Movie Review: In Secret (2014)
Written by Anthony Sargon
I wish “In Secret” came out in time for Valentine’s day. An adaptation of Emile Zola’s classic novel Thérèse Raquin, the film manages to overcome its flaws to be an entertaining and engaging period drama. It’s far from perfect, but it benefits from a really strong first half and some pretty solid performances.
The story is set in 1860s Paris. Thérèse Raquin (Elizabeth Olsen) is a beautiful young woman living with her aunt, Madame Raquin (Jessica Lange), and is tasked with looking after her sick cousin, Camille (Tom Felton). Thérèse eventually learns that she’s to marry Camille and move to the city. As they begin to settle into their new life in Paris, Thérèse meets Camille’s work colleague and artist, Laurent (Oscar Isaac). The two have undeniable sexual chemistry which leads to an illicit affair, and ultimately, a plot to get rid of Camille for good. The film then deals with the psychological aftermath of the couple’s crime and asks if you can really go on after committing such a heinous act.

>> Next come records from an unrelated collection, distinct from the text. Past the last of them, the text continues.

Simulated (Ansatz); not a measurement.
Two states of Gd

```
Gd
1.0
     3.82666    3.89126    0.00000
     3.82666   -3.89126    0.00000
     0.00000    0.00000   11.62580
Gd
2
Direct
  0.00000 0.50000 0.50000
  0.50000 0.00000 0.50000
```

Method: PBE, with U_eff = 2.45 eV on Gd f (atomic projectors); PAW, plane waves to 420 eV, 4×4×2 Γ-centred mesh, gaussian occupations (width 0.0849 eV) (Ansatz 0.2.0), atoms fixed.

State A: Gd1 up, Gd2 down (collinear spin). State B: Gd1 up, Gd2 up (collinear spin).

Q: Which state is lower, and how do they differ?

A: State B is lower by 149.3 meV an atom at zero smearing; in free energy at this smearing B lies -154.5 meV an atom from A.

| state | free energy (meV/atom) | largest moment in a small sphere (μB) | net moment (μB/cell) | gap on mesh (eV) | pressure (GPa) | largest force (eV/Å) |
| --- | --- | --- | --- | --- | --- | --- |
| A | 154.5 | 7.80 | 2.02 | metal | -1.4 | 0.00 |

Directed by Charlie Stratton, the film undeniably looks great, and really benefits from Zola’s beautiful but twisted tale. I haven’t read the original story, but the film does a fine job at somewhat rationalizing Thérèse’s desire to get away from Camille, even if it means killing him. Thanks to some great performances, the sexual tension between Oscar Isaac and Elizabeth Olsen can be palpable, so the idea that they’d go so far to be together isn’t that far-fetched. Tom Felton is fine as Camille, but his character is so silly and childish that most of what he says or does comes off as comedic.
The film’s second half is what kept me from getting more engaged. As soon as Camille is killed, Thérèse and Laurent turn on each other and begin resenting one another for what they did. I know the point of it is to show that Thérèse only really enjoyed being with Laurent when Camille was alive, but instead of slowly building to that, it happens really abruptly. What ensues isn’t all that surprising, so it lacks any emotional impact. Speaking of emotional impact, you’ll probably find it hard to relate to any of the characters in the film. I still disliked Jessica Lange’s character, Madame Raquin, even after she’d become a victim and someone we could maybe root for.
“In Secret” is an often dark and fun period drama that, while flawed, is still worth seeing.